Ok…so earlier this morning, I started to compose my blog on Word, rambling on and on about an issue I was having with myself and the history behind it and blah, blah, blah. It was becoming long. Well, by the grace of the computer gods, my document froze, so I shut down and went on my lunch break, thus saving you all from having to “hear” me go on and on and feel sorry for myself.
Bottom line…I am quite unhappy with my professional life, and I have felt stuck for a very long time. I have plans to change that, but I’m feeling impatient, and can’t wait to start improving my life.
Luckily, I was able to avoid emotional eating. So I went emotional shopping. Don’t worry…I didn’t go overboard. I went to Target. I needed to buy baby food. But I also ended up buying baby Christmas presents…little ones. I bought these super cute baby Converse high tops. Love em! And I bought some books – one about the religious story of Christmas (not a church go-er these days, but I was raised in the church, so it’s important to me to teach Kyle about it), a Baby Einstein alphabet book, and this plush book about a monkey and it’s panda friend. And then I bought that book’s companion, which is the story about the panda and it’s monkey friend. Cutest story about that: I love monkeys! I call Kyle my little monkey. My best friend loves pandas. And she’s pregnant, and due at about the same time that Kyle was born last year! So, I got the panda book for her.

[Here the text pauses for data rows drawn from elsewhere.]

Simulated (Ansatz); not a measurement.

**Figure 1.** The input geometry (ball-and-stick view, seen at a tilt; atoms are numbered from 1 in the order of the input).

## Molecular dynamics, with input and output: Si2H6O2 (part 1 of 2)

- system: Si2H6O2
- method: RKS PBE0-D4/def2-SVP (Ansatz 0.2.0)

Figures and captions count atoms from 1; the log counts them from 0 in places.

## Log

Anyway, I came back from shopping, and I’m feeling better. I try to avoid the whole pity party as much as possible. I know there are things that I can do for myself. And I know that just because my life is where it currently is, and I’ve got some hardships to deal with, that things won’t always be this way. So…that’s that.
On to the good news. I was down a pound at weigh-in yesterday!!! I was VERY happy, because it was NOT expected! The meeting went well, I guess. We had a Leader Trainee run the meeting, and it ran a little longer than necessary, but there was some good discussion going on. We talked about Turkey Day, and things we can do to not make it such a Gobble-Fest.
I would love, love, love to lose 3 pounds by next week! I’d be happy with any loss, but at the beginning of the month I had a goal to reach 190 by the end of the month. My cold deterred me, so I can’t blame myself for that. But I’ve lost that much in a week before, so it’s possible!
See…my 10 year HS Reunion is next September. And I have that major event as being a timeframe goal of mine. As most people do, I want to look HOT when I show up. I mean, I’m at the age where everyone is making huge strides in their lives – getting married, having kids, advancing their careers, buying home, etc. I’ve got the kid, but otherwise I don’t really have anything that says “Wow…look at what SHE’S accomplished!” But if I can get to my goal weight – which I believe is less than what I graduated HS at – then I will at least have that going for me. It’s one thing in my life right now that is completely under my control, you know?
Anyway, that’s about it for now, I guess! I've shopped and I've blogged. I'm feeling much better now. Thus...my title.